Button's message for the weekend
Jenson Button has a message for his McLaren team at this weekend’s Canadian Grand Prix: “hands off my car!” The reigning world champion knows a thing or two about the Circuit Gilles Villeneuve in Montreal, having started from the front row of the grid...
Jenson Button has a message for his McLaren team at this weekend’s Canadian Grand Prix: “hands off my car!” The reigning world champion knows a thing or two about the Circuit Gilles Villeneuve in Montreal, having started from the front row of the grid twice and finished on the podium in 2004, and he believes the best strategy for success is not to touch the set-up of his car.

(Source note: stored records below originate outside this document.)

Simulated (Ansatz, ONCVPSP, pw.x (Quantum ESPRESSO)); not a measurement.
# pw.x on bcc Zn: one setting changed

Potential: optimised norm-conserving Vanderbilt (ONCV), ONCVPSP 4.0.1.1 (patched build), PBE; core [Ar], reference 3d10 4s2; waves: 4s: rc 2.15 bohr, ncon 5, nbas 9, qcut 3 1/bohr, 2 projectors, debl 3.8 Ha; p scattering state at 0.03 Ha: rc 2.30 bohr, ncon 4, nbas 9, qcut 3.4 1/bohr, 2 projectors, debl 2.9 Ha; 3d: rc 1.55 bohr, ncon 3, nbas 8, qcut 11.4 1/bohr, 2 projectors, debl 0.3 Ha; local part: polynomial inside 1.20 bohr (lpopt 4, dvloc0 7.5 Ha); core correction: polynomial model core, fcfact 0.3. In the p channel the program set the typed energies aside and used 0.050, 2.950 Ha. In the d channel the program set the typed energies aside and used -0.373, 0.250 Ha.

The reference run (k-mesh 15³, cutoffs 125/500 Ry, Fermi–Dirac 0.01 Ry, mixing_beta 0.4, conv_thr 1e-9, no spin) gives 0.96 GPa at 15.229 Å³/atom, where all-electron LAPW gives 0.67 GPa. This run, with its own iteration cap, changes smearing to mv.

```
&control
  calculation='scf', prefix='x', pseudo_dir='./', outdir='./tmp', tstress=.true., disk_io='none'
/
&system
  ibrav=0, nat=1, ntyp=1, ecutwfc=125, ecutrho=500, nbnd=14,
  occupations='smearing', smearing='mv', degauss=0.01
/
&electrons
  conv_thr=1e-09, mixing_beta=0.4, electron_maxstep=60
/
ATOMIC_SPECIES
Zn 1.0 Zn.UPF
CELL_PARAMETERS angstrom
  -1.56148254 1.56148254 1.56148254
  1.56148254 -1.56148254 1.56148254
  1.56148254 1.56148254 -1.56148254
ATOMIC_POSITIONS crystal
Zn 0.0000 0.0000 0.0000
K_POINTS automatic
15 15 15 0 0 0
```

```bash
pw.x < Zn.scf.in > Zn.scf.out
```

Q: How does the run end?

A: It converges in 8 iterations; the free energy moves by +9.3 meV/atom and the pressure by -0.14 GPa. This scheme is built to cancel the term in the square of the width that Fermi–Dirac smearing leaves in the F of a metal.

“The track isn’t used very much during the year,” says Jenson. “The surface is very slippery to begin with and during the first practice session you think, “Oh my god, this feels awful”. But the grip improves dramatically as the rubber goes down and the key is not to change the car. If you go crazy with car set-up, you’ll get lost because you won’t know whether an improvement is due to the car or the track conditions. You want to keep a similar set-up throughout the weekend.”
Jenson and his McLaren team-mate Lewis Hamilton will start – and in Jenson’s case finish – the race weekend with car set-ups derived from McLaren’s simulator in Woking. Jenson tested the simulator at the end of last week, after picking up his MBE from Her Majesty The Queen at Buckingham Palace, and he was pleased with the results.
“There’s nothing better than driving a track for real,” he says. “But the simulator allows us to arrive in Montreal with a pretty accurate idea of set-up – suspension settings, wing levels and gear ratios. We can hit the ground running when the on-track action starts on Friday.
“What we won’t know until we get there is how much they’ve changed the track since the last Canadian Grand Prix in 2008. Will the kerbs be the same? Have they done any re-surfacing work? Will the walls be in the same places? I’ll only get answers to these questions when I do my track walk on Thursday afternoon.”
We can reveal that the ‘Wall of Champions’ will still be on the outside of the final corner, waiting to take out any cars that run wide. Many great champions have hit this unforgiving slab of concrete over the years, including Michael Schumacher, Jacques Villeneuve and Jenson, back in 2005, but there is a shortage of run-off everywhere at the Circuit Gilles Villeneuve.
The track is located on the man-made Ile Notre Dame in the middle of the St Lawrence Seaway and the confines of the island mean that there isn’t room to extend the run-off at most corners. As a result, the drivers have to treat the circuit with the respect that they normally reserve for a street track.
“The circuit is very stop-start,” says Jenson, “and there are no fast corners. But that doesn’t make it easy because you need to get your braking points right and you need to hit the kerbs right. If you go too deep into a corner, you’ll get launched over a kerb and risk hitting one of the walls. Like at Monaco, you need to build up your speed; you can’t explore the limits on your first lap.”
Jenson will, however, be exploring his personal limits after he lands in Montreal on Wednesday morning. He’ll don a wetsuit and swim in the rowing lake behind the F1 paddock – as he did in 2008 – in preparation for the London Triathlon in August.
“It’s quite unusual for me to swim in a lake,” says Jenson, “but it will feel great compared to the London docks, which we’ll be using in the triathlon itself. It’ll feel very clean! I’ll be able to get into a good rhythm because I won’t have to stop every 25 metres to change direction, like in a swimming pool. It’ll be a good workout before the serious business of the weekend gets underway.”